27 December 2025
Göran R Buckhorn
As sometimes happens, HTBS is contacted by a person who has a rowing-related question about a medal, a trophy or a rower. The other day, we received an email from Plum Johnson in Toronto, Canada. Plum is trying to research a photograph of her late father (see above), Alexander U. Lind (1915-2007).
Plum writes that her father is the fourth person (third oarsman) from the left, and she believes the crew is from the Singapore Rowing Club.
Mr Lind was British, born into an expat family in Oporto (the historical English name for Porto in Portugal). He was orphaned at a young age and was forced to leave school. “Dad found work as an office boy in London and bicycled to and from his rented room at a boarding house, reading discarded newspapers from trash bins and studying for insurance exams at night,” Plum writes.
Mr Lind joined a rowing club on the Thames, although it’s uncertain which club it was. When he was twenty, he won the top prize from the Institute of London Underwriters, leading to a job with the New Zealand Insurance Company (NZI). The company sent him overseas, to their Singapore office. But he wasn’t there long before World War II broke out.
In 1939, at the age of twenty-four, Mr Lind was mobilised into the Malay section of the Royal Navy Reserves. Three years later, in 1942, when Singapore fell to the Japanese, he made a daring escape with fellow officers in a small native sailing vessel. From Malaya they crossed the Indian Ocean and were rescued off the coast of Ceylon, Plum writes.
The question is now, is the photograph on top from Singapore RC, which Plum suspects?

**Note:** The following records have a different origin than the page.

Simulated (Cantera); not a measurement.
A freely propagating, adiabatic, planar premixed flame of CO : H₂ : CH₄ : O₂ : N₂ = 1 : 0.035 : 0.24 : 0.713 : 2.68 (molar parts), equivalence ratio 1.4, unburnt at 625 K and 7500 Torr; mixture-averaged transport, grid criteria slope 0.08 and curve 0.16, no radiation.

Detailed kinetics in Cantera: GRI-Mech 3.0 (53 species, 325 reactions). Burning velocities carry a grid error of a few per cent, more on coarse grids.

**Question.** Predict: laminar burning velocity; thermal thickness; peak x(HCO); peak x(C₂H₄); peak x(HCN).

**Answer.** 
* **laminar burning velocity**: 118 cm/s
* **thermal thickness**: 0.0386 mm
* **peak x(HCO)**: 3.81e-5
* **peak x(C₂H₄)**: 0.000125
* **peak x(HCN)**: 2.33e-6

The “old” Singapore RC never survived the Japanese occupation, although after the war, the club came to life again and several regattas are known where the club, now called Royal Singapore Rowing Club, raced against crews from the British forces, as I wrote in an article in 2014.
Maybe there is someone among HTBS’s readers who can shine some light on the old Singapore RC.
One organization for Plum to contact is the Singapore Rowing Association, though I much doubt that the association has any old records from before WWII.